In a normal business cycle, when things slow down, stuff gets cheap, demand increases, and things get better.
When that doesn't happen, the monetarists (Milton Friedman) say it's the fault of the central bank like the Fed.
If there is inflation and that's the problem, you need to tighten and raise rates. Deflation, and you lower rates.
Money is just a flow and if the business cycle doesn't flow naturally, you need to unstopper the flow.

This idea really took off in the 70s when Friedman became THE economist for the right. When Reagan took office, inflation was huge and the economy wasn't good. Carter had been ineffectual. Volker as Fed Chief and Reagan took really bold (monetarist) steps. Like raising interest rates 10 points! That lead to a huge recession, but it did kill inflation and was followed by a mammoth recovery called the 80s.

SO: Republican's believe in the model of Reagan/Volker/Friedman. If they fixed the 70s, surely they must be on the right track, and all can be fixed by tax cuts (Friedman believed in zero taxes, though I think his arguments are less clear on that and tended to be more populist than analytical) and proper flow of the currency.

And the Dems like to look to the Great Depression which was the origin of modern progressive politics.
It has in it the justification for all the policies they have a hard time getting through otherwise.

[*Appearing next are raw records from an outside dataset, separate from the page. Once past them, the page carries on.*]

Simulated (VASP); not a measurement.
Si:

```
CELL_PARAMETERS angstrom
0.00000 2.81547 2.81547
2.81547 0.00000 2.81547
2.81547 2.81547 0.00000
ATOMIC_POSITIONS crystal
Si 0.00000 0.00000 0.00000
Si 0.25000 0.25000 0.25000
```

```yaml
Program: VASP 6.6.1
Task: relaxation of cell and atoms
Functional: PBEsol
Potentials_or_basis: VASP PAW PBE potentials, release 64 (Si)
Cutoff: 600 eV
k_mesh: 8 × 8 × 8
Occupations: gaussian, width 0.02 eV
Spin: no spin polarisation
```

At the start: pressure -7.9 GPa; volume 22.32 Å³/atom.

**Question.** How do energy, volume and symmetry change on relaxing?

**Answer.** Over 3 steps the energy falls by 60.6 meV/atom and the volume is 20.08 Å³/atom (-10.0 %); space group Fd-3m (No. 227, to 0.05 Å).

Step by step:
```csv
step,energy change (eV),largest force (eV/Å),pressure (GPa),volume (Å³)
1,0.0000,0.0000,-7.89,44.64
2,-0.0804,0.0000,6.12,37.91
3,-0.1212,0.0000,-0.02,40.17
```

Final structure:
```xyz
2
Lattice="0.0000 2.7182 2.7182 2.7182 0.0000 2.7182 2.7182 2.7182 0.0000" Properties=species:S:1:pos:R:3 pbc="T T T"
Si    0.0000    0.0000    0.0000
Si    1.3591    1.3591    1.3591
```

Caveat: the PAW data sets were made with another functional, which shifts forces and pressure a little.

As analytical as Economists on both sides can be (with all those percentages and case histories and what not), a liberal economist is going to say this is a unique or Depression/Asian Crisis type event and a Conservative Economist is going to say it's a normal business cycle (odds are), and all will be happy soon (if we cut taxes).

There are a few things that make the world very different now. You have to decide if it is different enough to disqualify a normal biz cycle analyis:
- Credit/Banking Crisis: Credit isn't flowing even when there's plenty of cash. So low interest rates won't help that.
- Interest Rates are already near Zero: The Fed can't tweak normal monetary policy any further.
- It's already longer than any postwar recession

On the "Normal" side:
We have had worse unemployment in the past and recovered. (Though things could/will get worse)
We don't have inflation. (Deflation is worse, but people argue about whether we have deflation)
Productivity (GDP per hour worked) is up.
Wages are actually up.

Personally, I take the NOT A NORMAL CYCLE view. This doesn't feel like something we just slid in to and can slide out of. It feels like major bad mojo that isn't fixed and is getting worse.